Chapter 5
Capsule Declarations
Simplify, simplify. –Henry D. Thoreau
A capsule is an abstraction for decomposing a software into its parts. A capsule is like an information-hiding module in that it defines a set of public operations, hides the implementation details, and could serve as a work assignment for a developer or a team of developers. Beyond these standard responsibilities, a capsule also serves as a memory region, for some set of standard object instances and behaves as an independent logical process.
The notion of a capsule in the Panini programming language is designed to enable implicit concurrency at the interface of capsules as a direct result of the modularization of a design into capsules, and to maintain modular reasoning in the presence of implicit concurrency. Here, by modular reasoning we mean our ability to understand a software one module at a time by looking at the code for that module and only the interfaces of other modules referenced by name.
Inter-capsule calls look like ordinary method calls to the programmer. The object-oriented features are standard, but there are no explicit threads or synchronization locks in Panini.
A program in Panini can have zero or more signature declarations, zero or more class declarations, and zero or more capsule declarations. Panini classes are very similar to classes in other object oriented languages but with the restriction that they cannot contain any explicit concurrency constructs.
5.1 Syntax of Capsule Declaration
Capsules are designed to have the feel of ordinary classes, the intent being to capitalize on programmers’ familiarity with object-oriented design and thus minimize the learning curve. Each capsule guarantees that its state is accessed by only one thread, thereby maintaining thread safety with respect to state mutations (by confinement in this case). Implicitly concurrent procedure calls on capsules are structured to have the appearance of ordinary method calls.
Capsules define a set of public operations as well as a memory region. They can have parameters, state declarations, inner class declarations, initializer, and procedure definitions.
The syntax of a capsule declaration is as follows.
[Initializer]
[DesignDeclaration]
StateDeclaration*
ClassDeclaration*
procedure*
}
Here, [s] means s is optional, s* means zero or more of s, and s+ means one or more of s.
A capsule declaration consists of the keyword ‘capsule’, the name of the capsule, zero or more formal parameters representing dependencies on other capsules, and zero or more signatures representing services that the capsule provides, followed by the capsule’s implementation. Each procedure declaration in every signature implemented by the capsule must match with exactly one capsule procedure. Panini does not have capsule inheritance but does have class inheritance. The primary mechanism for reuse of capsules is composition.

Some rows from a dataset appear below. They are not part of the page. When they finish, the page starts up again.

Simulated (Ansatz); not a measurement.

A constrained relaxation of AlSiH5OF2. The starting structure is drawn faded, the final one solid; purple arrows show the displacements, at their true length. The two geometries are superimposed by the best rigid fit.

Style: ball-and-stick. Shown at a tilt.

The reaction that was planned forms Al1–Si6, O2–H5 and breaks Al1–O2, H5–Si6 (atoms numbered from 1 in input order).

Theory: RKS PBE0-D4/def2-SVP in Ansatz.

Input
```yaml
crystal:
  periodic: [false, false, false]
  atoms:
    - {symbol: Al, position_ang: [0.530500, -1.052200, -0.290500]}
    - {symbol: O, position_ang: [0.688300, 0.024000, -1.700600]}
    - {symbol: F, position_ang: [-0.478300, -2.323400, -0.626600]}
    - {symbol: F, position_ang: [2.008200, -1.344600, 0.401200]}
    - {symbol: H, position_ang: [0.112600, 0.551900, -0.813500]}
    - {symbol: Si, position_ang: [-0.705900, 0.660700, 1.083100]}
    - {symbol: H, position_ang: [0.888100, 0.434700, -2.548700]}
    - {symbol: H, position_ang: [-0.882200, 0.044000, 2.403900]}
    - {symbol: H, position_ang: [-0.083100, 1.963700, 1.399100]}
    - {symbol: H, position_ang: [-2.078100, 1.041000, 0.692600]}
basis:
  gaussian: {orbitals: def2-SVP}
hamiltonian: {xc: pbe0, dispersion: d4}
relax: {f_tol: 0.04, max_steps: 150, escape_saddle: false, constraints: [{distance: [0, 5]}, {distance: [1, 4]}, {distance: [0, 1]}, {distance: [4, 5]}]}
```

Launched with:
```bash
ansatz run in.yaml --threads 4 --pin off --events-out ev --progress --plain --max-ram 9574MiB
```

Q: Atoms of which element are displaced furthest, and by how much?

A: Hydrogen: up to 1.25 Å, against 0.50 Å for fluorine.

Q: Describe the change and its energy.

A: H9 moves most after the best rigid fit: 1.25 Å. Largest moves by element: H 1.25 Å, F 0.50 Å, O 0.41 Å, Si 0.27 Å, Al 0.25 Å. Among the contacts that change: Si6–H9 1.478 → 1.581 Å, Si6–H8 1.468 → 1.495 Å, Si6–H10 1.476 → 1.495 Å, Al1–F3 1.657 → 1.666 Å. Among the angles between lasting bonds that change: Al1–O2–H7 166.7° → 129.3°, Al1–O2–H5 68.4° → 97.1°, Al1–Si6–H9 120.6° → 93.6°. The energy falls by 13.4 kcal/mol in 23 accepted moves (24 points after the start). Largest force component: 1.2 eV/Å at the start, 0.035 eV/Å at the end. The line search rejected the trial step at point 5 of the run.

Let us start with an empty capsule declaration shown in listing 5.2. This declaration just gives the capsule a name C.
Capsules can require access to instances of other capsules. For example, in listing 5.3 is a new version of the capsule C that requires access to an instance of another capsule D. Notice that when C did not have any requirements, e.g. in listing 5.2 we can omit ‘(’ and ‘)’ in capsule declaration.
Capsules can also require access to primitive, reference, or array values. For example, in listing 5.4 is another version of capsule C that requires access to an instance of another capsule D, a boolean value, a string, and an array of strings.
Capsules can implement signatures. An example is shown in listing 12.1. In this listing an empty signature S is implemented by the capsule D.
}
capsule D () implements S {
...
}
capsule C (S d, boolean b, String s, String[] args) {
...
}
Capsules can require access to another capsule instance that implement certain signatures. For example, in listing 12.1 capsule C now requires access to an instance of a capsule that implements signature S. Since the capsule D in this listing declares to implement this signature an instance of D could be provided to C, but it is also possible to provide instances of other capsules that also implement the signature S. More on signatures in chapter 7.
Closed capsules
A capsule is considered closed, if it does not require access to external capsule instances. In listing 12.1, D is a closed capsule, whereas C is not a closed capsule because it requires access to another capsule instance of type S. A closed capsule is a complete Panini program. If a closed capsule provides autonomous behavior it can be executed.
5.2 Capsule States
A capsule can declare states to keep track of its internal information. A state declaration has a type, a name, and optionally an initialization expression. Legal types for a state declaration are primitive types and reference types.
For example, in listing 5.6, the capsule D declares a state of reference type String and the capsule C declares a state i of primitive type int and another state privList of reference type ArrayList<Integer>.
signature S {
}
capsule D () implements S {
String name = "D";
...
}
capsule C (S d, boolean b, String s, String[] args) {
int i;
ArrayList<Integer> privList = new ArrayList<Integer>();
...
}
A state looks similar to a field in traditional class declarations, but there are two major differences.
- State is always private. All state declarations are private to a capsule, therefore, no visibility modifiers are necessary.
- States are truly encapsulated. A capsule instance controls all accesses to the object graph reachable from its states. More precisely, a capsule instance acts as a dominator for the object graph reachable from its states. More on that in chapter 8.
The listing 5.6 also illustrates using the type ArrayList available in the Java development kit (JDK). A type declared elsewhere can be imported using the import statements that has the same syntax as Java.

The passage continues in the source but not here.